Geography, location of a bargaining unit

Geography and location only play a significant role regarding a bargaining unit in the following circumstances:

[1] The separation between the camps and the different kinds of work in each all militate in favor of the system of separate bargaining units; and

[2] When the problems and interests of the workers are peculiar in each camp or department;[3] The system of having one collective bargaining unit in each camp has operated satisfactorily in the past. (Benguet Consolidated Inc. and Balatok Mining Co. v. Bobok Lumberjack Association; G.R. No. L-11029)

In concluding that the system of having one collective bargain unit for each camp (as decided in 1953 in cases Nos. 3-MC and 9-MC) should be maintained and continued, the industrial court found as follows: that such system had operated satisfactorily; that the prime and decisive element in determining whether a given group of employees constitutes a proper bargaining unit is whether it will, without inequity to the employer, best serve all employees in the exercise of their bargaining rights; that in the present case,the separation between the camps (which extends to 60 kms. between the Antamok and Acupan camps) and the different kind of work in each (except Acupan and Antamok) all militate in favor of the present system of separate bargaining units, since the problems and interest of the workers are peculiar in each camp or department.

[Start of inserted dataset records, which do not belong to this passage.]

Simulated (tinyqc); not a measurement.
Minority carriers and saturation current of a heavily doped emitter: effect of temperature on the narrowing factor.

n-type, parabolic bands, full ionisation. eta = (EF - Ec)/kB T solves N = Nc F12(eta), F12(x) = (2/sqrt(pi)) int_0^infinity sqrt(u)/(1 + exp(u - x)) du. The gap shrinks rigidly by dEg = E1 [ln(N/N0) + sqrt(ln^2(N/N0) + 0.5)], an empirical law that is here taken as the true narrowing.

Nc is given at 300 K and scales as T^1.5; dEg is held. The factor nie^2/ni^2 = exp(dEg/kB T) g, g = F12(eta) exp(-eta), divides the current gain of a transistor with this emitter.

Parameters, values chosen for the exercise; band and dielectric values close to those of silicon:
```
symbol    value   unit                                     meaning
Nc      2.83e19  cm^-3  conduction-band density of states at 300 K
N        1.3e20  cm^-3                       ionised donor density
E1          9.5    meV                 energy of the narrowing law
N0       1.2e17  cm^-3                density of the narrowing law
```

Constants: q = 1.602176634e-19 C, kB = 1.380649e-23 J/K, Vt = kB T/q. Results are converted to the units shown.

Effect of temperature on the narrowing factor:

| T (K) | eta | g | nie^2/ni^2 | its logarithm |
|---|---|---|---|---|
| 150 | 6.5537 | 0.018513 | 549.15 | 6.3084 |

The court also found that "As the union officials will undoubtedly come from each unit, they will be in a much better position to know what is best for their members than those who would come from other units, if the employer unit were to be held appropriate." The findings and reasoning of the Court of Industrial Relation appear cogent and warrant the conclusion it has arrived at. There is no ground for altering a system that takes into account the different nature of the work in the various camps, as well as the necessity of the laborers' representatives being familiar with the peculiar problems of each camp, specially since such a system has hitherto worked satisfactorily.